The miniature captures her ethereal elegance, and all the texturing on her sword, helmet and armour are just chef’s kiss. There is an insane amount of detail to rival a newer Games Workshop product.
My only concern with her is fragility. You can see her model is balanced on her tip-toes and the hem of her cape. She’s quite thin and light, and without great care, I can see this model getting bent and broken by carefree hands. Hopefully such a thing need not come to pass.
And with that, that’s all the miniatures covered. Breathe easy now.
As you’ve likely gathered already, Dark Souls: The Board Game is an enormous game. You’ve probably also gathered that setting up your first game may take some time – and on your first try, it will. However, the rulebook is very succinct and transparent how this ought to be done. Basically, it involves a lot of deck shuffling and token sorting.
Once you’ve got that out of the way, you’ll want to start exploring. Set your spark dial to 5 and get out there. The game works at a ‘one room at a time’ basis. You’ll have a deck of encounter cards with 3 levels of difficulty – draw one and it will detail exactly what you will need to set down in the room, and subsequently deal with. Dependent on the layout of the nodes on the board tile, your party will end up in a very claustrophobic chamber, where enemies and traps can be activated by stepping on or adjacent to them. An enemy can push you back as well as damage you – and the entire process, whether in combat or not, is turn based. Your options are fight the enemy or dodge them – you don’t need to risk your health if you choose not to, but there is no reward should you do so.
It cannot be emphasised enough the need for teamwork (if playing with others) to thrive in this game. Helping each other on an enemy will clear the room quicker. But working together can mean failing together – and the game holds no bars there. If one person in the party loses all their health and stamina, the encounter ends and the entire party loses a spark – and you only have 5. Lose all 5 and the game is over.

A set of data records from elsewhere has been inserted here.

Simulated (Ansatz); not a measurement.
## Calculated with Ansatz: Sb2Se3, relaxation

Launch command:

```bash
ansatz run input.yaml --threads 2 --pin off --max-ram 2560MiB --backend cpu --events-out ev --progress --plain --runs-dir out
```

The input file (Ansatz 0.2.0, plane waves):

After every encounter, you’ll want to return to the safe Bonfire tile, upgrade your armour and weapons with Blacksmith Andre and spend souls earned from successful encounters to improve your skillset with the Firekeeper in order to be able to use certain treasures gained during the game. Resting at the bonfire replenishes your health and stamina, but also resets the rooms you’ve cleared – meaning all the nasty mobs will return. However, it’s also an opportunity to farm souls easily.
Naturally, the end goal is to fight a boss. This would be best done with fully upgraded armour, weapons or spells – but if you’re feeling bizarrely confident, then you could try pushing ahead without. However you do it, beating the boss beats the game – and you will likely ending up dying many times over when you get there.
Now, is this is a quick afternoon game? I would argue no. You could clear a few rooms in an afternoon on your first try, and once you get into the rhythm of it, things will pick up quicker and you’ll be able to get to that mini-boss next time. It is a game that expects a lot of time and space from you – so maybe not something to play at a family Christmas gathering.
It is an advanced game, and will not molly-coddle you. We did not get to our selected mini-boss of the Titanite Demon on our first go – in fact, we had run out of lives on the room before, thanks to the 2 Sentinels. The death aspect and relentlessly tough fights will be off-putting to some, and that is understandable. However, if one would prefer, you could change a couple rules if all parties agreed, and make the game to your liking and preferred playstyle. The game does feel like a Dungeon and Dragons campaign, a collaborative process that challenges and engages you, and that appealed to all of us as players.
At the end of the day, having fun is the most important thing, and we found this game all of these things. We definitely wanted more.
Now here’s the kicker. Dark Souls: The Board Game is currently listed as ‘Out of Stock’ in the United Kingdom (as of writing this review) by the manufacturer Steamforged Games. However, that being said, the game is still available to buy directly in other regions like the United States and Europe. Furthermore, they have recently announced two new expansion packs for the base game, so a restock of the board game for UK customers is definitely possible.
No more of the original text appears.